I was at Nagai Stadium in Osaka on Tuesday night to see the latest clash between two of Asia’s prominent rivals, Japan and Australia. After the game I spoke to some of the key protagonists for The Japan News…
OSAKA — The rivalry between Japan and Australia has steadily developed into one of the biggest in Asian soccer, and the latest clash between the sides — in which Japan edged 2-1 in Osaka on Tuesday night — demonstrated why the two are the favorites in January’s Asian Cup.
In the 2011 final, it took an extra-time wonder strike from Tadanari Lee to separate the teams, and after an unconvincing start to Javier Aguirre’s reign as coach, the serious business has begun for the Samurai Blue as they look to defend their crown.
“The coach expected it of us,” Keisuke Honda said of the victory, which came swiftly on the heels of a 6-0 drubbing of Honduras last Friday. “It wasn’t a test, he expected a result, and it’s good that we were able to achieve that.

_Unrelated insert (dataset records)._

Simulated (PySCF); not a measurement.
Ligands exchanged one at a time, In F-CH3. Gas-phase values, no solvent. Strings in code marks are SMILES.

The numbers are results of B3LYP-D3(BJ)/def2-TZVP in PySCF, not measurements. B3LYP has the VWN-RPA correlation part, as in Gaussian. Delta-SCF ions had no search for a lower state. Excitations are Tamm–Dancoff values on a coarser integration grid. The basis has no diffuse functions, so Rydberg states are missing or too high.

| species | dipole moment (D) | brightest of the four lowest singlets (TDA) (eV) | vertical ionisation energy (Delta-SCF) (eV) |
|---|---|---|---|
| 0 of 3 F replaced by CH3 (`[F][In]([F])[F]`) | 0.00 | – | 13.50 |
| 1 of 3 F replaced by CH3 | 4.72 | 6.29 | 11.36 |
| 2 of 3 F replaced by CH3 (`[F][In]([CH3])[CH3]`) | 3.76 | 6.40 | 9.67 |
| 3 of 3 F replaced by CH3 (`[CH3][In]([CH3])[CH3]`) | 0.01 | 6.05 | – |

“Australia were really good,” the AC Milan star continued. “They were aggressive and speedy yet didn’t make many mistakes on the counterattack. They didn’t make many errors and in the beginning we had to endure that. I think they are probably our strongest rivals for the Asian Cup, along with South Korea.”
Goalkeeper Eiji Kawashima was pleased with the way Japan weathered an early onslaught from the Socceroos, and feels it will give them belief as they target a fifth Asian title.
“It was a big test before the Asian Cup and in Australia, it was a good opponent,” the Standard Liege stopper said. “The biggest thing is that we were able to win. The opposition came aggressively, and we were able to deal with that and produce a good result. We’re a new team, and I think that will give us lots of confidence.”
Maya Yoshida said there are still creases to be ironed out.
“I think in the first half we didn’t play very well,” the Southampton defender explained. “In the second half, we could score two goals and played a little better, but I’m not satisfied with this result because we conceded one goal at the end of the game, and we should have scored a third goal as well.”
Thankfully for Japan, two strikes were enough, and while Shinji Okazaki finding the net is no rare occurrence — his exquisite flick made it 40 goals for the national team — Yasuyuki Konno opening the scoring was unexpected, even for the man himself.
“I was surprised,” the Gamba Osaka veteran told The Japan News. “I’m not the kind of player who scores goals, and I was surprised to be able to convert one on this stage.”
Tim Cahill is no stranger to doing that, though, and his injury-time header was his fifth goal against Japan. The New York Red Bulls striker sees the holders as the team to beat if Australia is to taste victory in front of its own fans.
“I think we have to work really hard to get to the final, both countries. Japan’s one of Asia’s best and probably favorites for the tournament, regardless of us having it at home. You see the quality of their players all over the park and in stages in the second half, they changed gear a little.”
Japan starts its defense on Jan. 12 against Palestine before taking on Iraq on Jan. 16 and Jordan on Jan. 20. With the hosts in Group A and Japan in Group D, the earliest they could face each other would be the semifinals. If both were to top their respective groups, they would be kept apart until a possible reunion in the final.
“At home, hopefully it’s going to be a different story, and we can capitalize on it and put them in an uncomfortable environment when they come to Australia,” Cahill said. “If we meet.”
Konno does anticipate another rematch. “You don’t know if it will be the final or not, but I think we may meet them at some point,” the 31-year-old said. “I hope we can bring them down at that time.”